Have you ever had performance issues with your MongoDB database? A common situation is a sudden performance issue when running a query. The obvious first solution is “let’s create an index!” While this works in some cases, there are other options we need to consider when trying to optimize MongoDB.
Performance is not a matter of having big machines with very expensive disks and gigabit networks. In fact, these are not necessarily the keys to good performance.
MongoDB performance comes from good concepts, organization and data distribution. We are going to list some best practices for good MongoDB optimization. This is not an exhaustive or complete guide, as there are many variables. But this is a good start.
Keep documents simple
MongoDB is a schema-free database. This means there is no predefined schema by default. We can add a predefined schema in newer versions, but it is not mandatory. Be aware of the difficulties involved when working with embedded documents and arrays as it can become really complicated to parse your data in the application side/ETL process. Besides, arrays can hurt the replication performance: for every change in the array, all the array values are replicated!
In MMAPv1, choosing the right field names is really important because the database needs to save the field name for each document. It is not like saving the schema in a relational database. Let’s imagine how much data a field called “lastmessagereceivedfromsensor” costs you if you have a million documents: around 28 MB just to save this field name! A collection with ten fields would demand 280MB (just to save an empty document).
Documents almost hitting this document size aren’t desirable, as the database will need a lot of pages to work on one single document. This demands more CPU cycles to finish any operation.
Hardware is important but…
Using good hardware with several processors and a considerable amount of memory definitely helps for a good performance.
WiredTiger takes advantage of multiple processors to deliver a good performance. This storage engine features a per-document locking algorithm so as many processors and as many operations can run at the same time (there is a ticket limitation, but this is out of this blog’s scope). The MMAPv1 storage engine, however, does have to lock per collection and sometimes cannot take advantage of multiple processors to write.
But what could happen in an environment with three big machines (32 CPUs, 128 RAM and 2TB disk) when one instance dies? The answer is it will failover and the drivers are smart enough to read the health instances and write the new primary. However, your performance will not be the same.
That’s not always true, but having multiple small/medium machines in a distributed environment can ensure that outages are going to affect only a few parts of the shard — with little or no perception by the application. But at the same time, more machines implies in a high probability to have a failure. Consider this tradeoff when designing your environment. The right choices affect performance.
Read preference and WriteConcern
The read preference and write-concern vary according to a company’s requirements. But please keep in mind that new MongoDB versions (3.6) use writeConcern: “majority” and readConcern: “primary”.

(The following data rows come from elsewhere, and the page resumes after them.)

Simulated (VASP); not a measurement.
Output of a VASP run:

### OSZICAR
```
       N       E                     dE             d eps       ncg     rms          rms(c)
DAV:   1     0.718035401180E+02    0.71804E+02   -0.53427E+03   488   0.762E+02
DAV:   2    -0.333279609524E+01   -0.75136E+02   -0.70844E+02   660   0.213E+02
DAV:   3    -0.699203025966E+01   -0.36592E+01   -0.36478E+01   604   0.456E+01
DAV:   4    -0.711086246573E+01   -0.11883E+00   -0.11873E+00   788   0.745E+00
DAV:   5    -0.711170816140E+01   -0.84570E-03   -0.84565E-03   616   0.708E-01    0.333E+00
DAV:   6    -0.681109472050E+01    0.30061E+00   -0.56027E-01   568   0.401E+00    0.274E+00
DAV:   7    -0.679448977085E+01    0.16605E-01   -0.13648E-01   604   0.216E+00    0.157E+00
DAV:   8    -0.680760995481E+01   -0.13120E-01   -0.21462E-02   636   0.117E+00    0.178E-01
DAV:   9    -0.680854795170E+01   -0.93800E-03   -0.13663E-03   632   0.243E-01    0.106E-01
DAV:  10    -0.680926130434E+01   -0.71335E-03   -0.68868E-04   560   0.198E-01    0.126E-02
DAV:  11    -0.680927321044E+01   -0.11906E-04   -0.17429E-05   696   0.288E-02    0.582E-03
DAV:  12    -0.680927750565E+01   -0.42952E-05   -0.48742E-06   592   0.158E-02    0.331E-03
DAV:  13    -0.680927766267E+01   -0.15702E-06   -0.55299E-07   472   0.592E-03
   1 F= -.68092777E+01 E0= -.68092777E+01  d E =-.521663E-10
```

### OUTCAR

This means it must acknowledge all the writes in at least floor((N/0.5)+1) – where N is the number of instances in the replica set. This can be slow. However, this is a fair trade-off for consistency for speed.
Please make sure you’re using the most appropriate read preference and write concern in your company. Drivers always read from the primary, but if it is not a requirement for your environment consider distributing the queries among the other instances. If you don’t, the instances are only for failover and won’t get used in regular operation.
How big is the working set? Usually, an application doesn’t use all the data. Some data is updated often, while other data isn’t.
Does your working data set fit in RAM? Optimal performance occurs when all the working data set is in RAM. Wome slowness, like page faults, can hurt performance depending on what you’re using.
Reads, such as backup, ETL or reporting from primaries, can really hurt performance as there is competition to have pages in cache. The same is true for large reports or aggregation.
Having multiple collections for multiple purposes and using specific machines for specific purposes – such as using zones to save documents that will no longer be used – will help to have simple and expected working set.
Are you monitoring your system? Can you tell the difference in performance from last week to this week?
If you are not using any monitoring system and want to use a free tool, we highly recommend Percona Monitoring and Management (PMM) to monitor both MongoDB, MySQL and PostgreSQL. With a GUI monitoring system, it is easy to see pattern activities and isolate instances at a specific point in time. Recording the MongoDB log files also helps to understand what one instance is doing (as all the slow queries >100ms are logged by default).